By being a para-Church organization, progressivist advocacy can eschew all actual ecclesial oversight. Posing as Orthodox, it is yet outside of the Church's authority structure, therefore maximizing its freedom to advocate while minimizing its accountability. With this methodology it can unilaterally extend its reach into the Church without actually being of the Church. By wrapping itself in a cloak of legitimacy it thus seeks to transform the Church by inserting its ideas into the members of Christ’s Body, all the while acting as a foreign body. Note carefully, however, that it will not present itself this way, but will instead present itself as a friendly and responsible group of like-minded Orthodox Christians compassionately concerned about their concern, which will of course be made to sound neutral and non-threatening.

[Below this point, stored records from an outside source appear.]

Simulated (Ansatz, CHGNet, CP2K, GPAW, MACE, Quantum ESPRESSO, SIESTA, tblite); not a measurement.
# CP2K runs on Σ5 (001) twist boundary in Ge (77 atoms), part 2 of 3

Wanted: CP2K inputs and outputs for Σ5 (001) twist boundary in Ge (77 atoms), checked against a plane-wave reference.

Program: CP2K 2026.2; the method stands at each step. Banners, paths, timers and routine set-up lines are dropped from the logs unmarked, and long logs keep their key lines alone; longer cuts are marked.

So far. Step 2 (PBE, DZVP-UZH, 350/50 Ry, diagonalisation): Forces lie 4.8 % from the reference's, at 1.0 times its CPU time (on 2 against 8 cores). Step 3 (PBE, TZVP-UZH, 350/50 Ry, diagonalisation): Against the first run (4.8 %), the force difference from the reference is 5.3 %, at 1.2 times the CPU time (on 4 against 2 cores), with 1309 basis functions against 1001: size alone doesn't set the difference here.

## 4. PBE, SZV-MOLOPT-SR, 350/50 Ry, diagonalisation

A major element of this diaconal progressivism is feminism, and so a brief digression concerning how feminism functions as a social reality seems appropriate. Quite simply, feminism is a pseudo-virtue, and essentially a Rorschach, meaning anything from the simple affirmation that women compliment and share equal dignity and opportunity with men, on the one hand, a meaning that is moral but hardly justified by such a binary term as feminism, to the vociferous hating and displacing of men and masculinity, on the other. Such a plastic term is hardly grounds for a moral rallying cry, and its ambiguous import certainly has no place advising the Church or revising her liturgical practice. One characteristic mark of this feminism is that there is no objective “need” beyond the “felt needs” of certain men and women for such a radical change. Emotionally charged, feminism poses as a great virtue, sometimes even as the great virtue, when really it is an empty term which is filled in by the passionate imagination of its adherents. Thus it is a pseudo-virtue, and since it is not a true virtue, it will tend towards vice, a fact amply demonstrated by the successive mutations or “waves” of feminism.

Returning to the manner in which progressivism functions to divide, a key set-up to keep in mind is that progressivism functions to move, always, in the name of some “ideal,” which on the surface appears innocent enough. Ideals, like ideas, have consequences, and so does their promotion. Progressive movement being by nature relative, “progress” always implies a moving beyond others, the non-progressors, so as to achieve said progress, therefore creating at least two groups in the process. Predictably, the group which embraces progress implicitly places themselves in the “moral” group, separating themselves from the non-progressors, which renders those outside the progressive movement backwards, recalcitrant, and submoral, if not evil.

In their minds, at least, the progressives are not progressing for no reason, but for some strongly held reason, typically an ideal. Thus the very energy which motivates their desire for progress creates as an automatic consequence a proportionate “othering,” if not an “enemization,” of those who do not join them in their efforts. The problem of note here, however, is not only the bare fact of creating two necessarily opposed groups, but the insidious way in which the progressives, by intentionally moving out of sync with others, transform them into their opposing “other.” By refusing to cooperate with progressivism, one has quite simply done nothing and yet, remarkably, in doing nothing one has become the enemy of an entire group of people, all through a type of passive-aggressive enemization or “othering.”

As a psychological phenomenon, the schism that is necessarily generated by the progressives is therefore not seen by the progressives as their own fault. In their mind they are innocently and virtuously - even heroically (considering what they are up against!) - seeking their ideal. In the process of creating an “other” where there was none, the progressives end up paradoxically accusing said other of immorality, those whom they acted against, even turning themselves into the victims of those whose only sin was not to agree with their innovation, those who would consciously choose to remain without the supposed “progress.” As a consequence, in the progressive mind, to refuse to “progress” is not simply to be a stick-in-the-mud or old-fashioned, but to commit a manifest wrong.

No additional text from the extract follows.